Walter Maioli

Walter Maioli (Milan, 1950) is an Italian researcher, paleorganologist, poly-instrumentalist and composer. Specialized in experimental archaeology and music, in particular that of archaic civilization. He has been researching the music of antiquity and prehistory for more than thirty-five years.[1][2] Always interested in the music of the Mediterranean, he has gone on journeys to discover the folkloristic Italian and Mediterranean traditions learning the Arabic, African, Oriental, and European music since the beginning of the seventies.

In 1972 he founded the pioneer world music group Aktuala group, dedicated to folkloristic African and Asian music.

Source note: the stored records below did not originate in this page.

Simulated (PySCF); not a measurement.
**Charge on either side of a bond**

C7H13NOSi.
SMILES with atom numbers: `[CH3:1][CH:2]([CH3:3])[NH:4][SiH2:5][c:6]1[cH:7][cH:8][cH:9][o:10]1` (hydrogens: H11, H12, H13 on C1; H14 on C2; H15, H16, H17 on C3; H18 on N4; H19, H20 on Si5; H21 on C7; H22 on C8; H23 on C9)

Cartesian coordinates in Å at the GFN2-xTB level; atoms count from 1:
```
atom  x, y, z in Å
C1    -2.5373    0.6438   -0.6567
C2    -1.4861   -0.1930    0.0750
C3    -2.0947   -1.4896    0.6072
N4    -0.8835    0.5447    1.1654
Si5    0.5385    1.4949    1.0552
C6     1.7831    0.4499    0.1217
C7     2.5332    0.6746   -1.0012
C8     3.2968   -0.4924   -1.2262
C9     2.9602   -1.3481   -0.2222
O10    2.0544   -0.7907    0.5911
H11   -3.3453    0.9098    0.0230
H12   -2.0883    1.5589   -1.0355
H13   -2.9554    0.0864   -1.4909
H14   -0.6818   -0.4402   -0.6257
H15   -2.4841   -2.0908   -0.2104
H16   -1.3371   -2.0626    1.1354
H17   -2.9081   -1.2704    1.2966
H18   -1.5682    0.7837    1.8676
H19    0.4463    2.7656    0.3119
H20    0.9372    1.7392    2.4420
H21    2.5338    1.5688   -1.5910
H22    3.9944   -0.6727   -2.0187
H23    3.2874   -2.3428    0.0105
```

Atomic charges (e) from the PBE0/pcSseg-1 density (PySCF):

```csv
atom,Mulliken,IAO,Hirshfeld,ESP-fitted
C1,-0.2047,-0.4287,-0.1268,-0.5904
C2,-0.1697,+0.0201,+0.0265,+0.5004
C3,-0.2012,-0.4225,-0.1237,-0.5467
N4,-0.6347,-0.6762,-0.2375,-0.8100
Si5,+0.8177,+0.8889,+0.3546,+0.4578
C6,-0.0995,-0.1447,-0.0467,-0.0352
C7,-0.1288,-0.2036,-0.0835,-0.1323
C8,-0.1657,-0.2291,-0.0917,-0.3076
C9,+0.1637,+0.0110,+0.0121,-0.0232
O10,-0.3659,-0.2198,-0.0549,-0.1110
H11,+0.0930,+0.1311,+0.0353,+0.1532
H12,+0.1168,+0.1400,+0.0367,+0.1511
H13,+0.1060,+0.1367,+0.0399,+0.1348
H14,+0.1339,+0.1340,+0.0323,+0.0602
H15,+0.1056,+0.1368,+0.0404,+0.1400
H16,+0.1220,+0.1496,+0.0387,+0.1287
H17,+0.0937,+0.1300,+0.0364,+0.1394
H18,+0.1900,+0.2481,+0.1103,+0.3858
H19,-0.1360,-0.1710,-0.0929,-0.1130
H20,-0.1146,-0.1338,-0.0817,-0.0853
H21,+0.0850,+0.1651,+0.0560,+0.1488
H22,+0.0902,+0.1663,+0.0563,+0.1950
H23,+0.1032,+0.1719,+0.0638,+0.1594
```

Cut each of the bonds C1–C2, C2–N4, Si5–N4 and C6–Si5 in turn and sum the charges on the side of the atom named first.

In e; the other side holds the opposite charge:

In the eighties Walter Maioli's researches focused on the field of prehistoric instruments, his work was presented at the Archaeological Symposium of Amsterdam for the opening of the Den Haag Museum. In 1987 he prepared the Natural Art Laboratory of Morimondo in the Ticino Park, working on the Art of the Nature, publishing books on the subject for the Jaca Book: “Origins, sounds and music”, and for Giorgio Mondadori: “Orchestra of the Nature”.

In 1991 he displayed the collection called “The Origins of Musical Instruments” to the History of Nature Museum in Milan and presented "Art of the Stars" sounds for the planetarium, at Ulrico Hoelpi Civic Planetarium in Milan in collaboration with Fiorella Terenzi. Starting in 1994, for one and a half years he was coordinating the musical part of the Archeon Archaeological Theme Park in Alphen aan den Rijn in the Netherlands, producing the CD called "200.000 years in music".

In 1995 he founded Synaulia, a team of musicians, archeologists, paleorganologists, and choreographers dedicated to the application of their historical research to ancient music and dance, in particular to the ancient Etruscan and Roman periods, carrying out an intense activity of conferences, seminars, and concerts in Europe, in particular in the Netherlands and Germany. In Italy, some of his performances were presented on archaeological sites such as Mausoleo di Augusto, Mercati Traianei, Terme di Diocleziano, Ostia Antica, Villa Adriana, Preneste, Pompei and Stabia, with the scope of recreating the sound atmosphere and executive context of the Roman age. When Michael Hoffman, chose the Synaulia group to participate in the shooting of the movie A Midsummer Night's Dream in 1998, Walter Maioli took care of the reproduction of the musical instruments.

Among the collaborations of Walter Maioli and Synaulia, there are performances with Giorgio Albertazzi: "Eros voglio cantare", "Intorno a Dante", and "Mammi, Pappi e Sirene in Magna Grecia, and the music composition for the first two episodes of the television program on TV RAI 2 "Albertazzi e Fo raccontato la storia del teatro italiano". Two songs of Synaulia were used in Gladiator, directed by Ridley Scott.

Walter Maioli and the Synaulia took care of the musical parts of Rome of BBC-HBO, Empire of ABC and the New Line Cinema's Nativity (2006), let alone other documentaries of the BBC, CNN, Japanese TV, Discovery Channel, National Geographic Society and experimental archaeological videos for the RAI, CNN, Museo Nazionale Etrusco of Villa Giulia in Rome and other museums in Germany. From November 2007 Walter Maioli with the Fondazione Ras has started the laboratory "Synaulia in Stabiae" in Castellamaare di Stabiae.[3]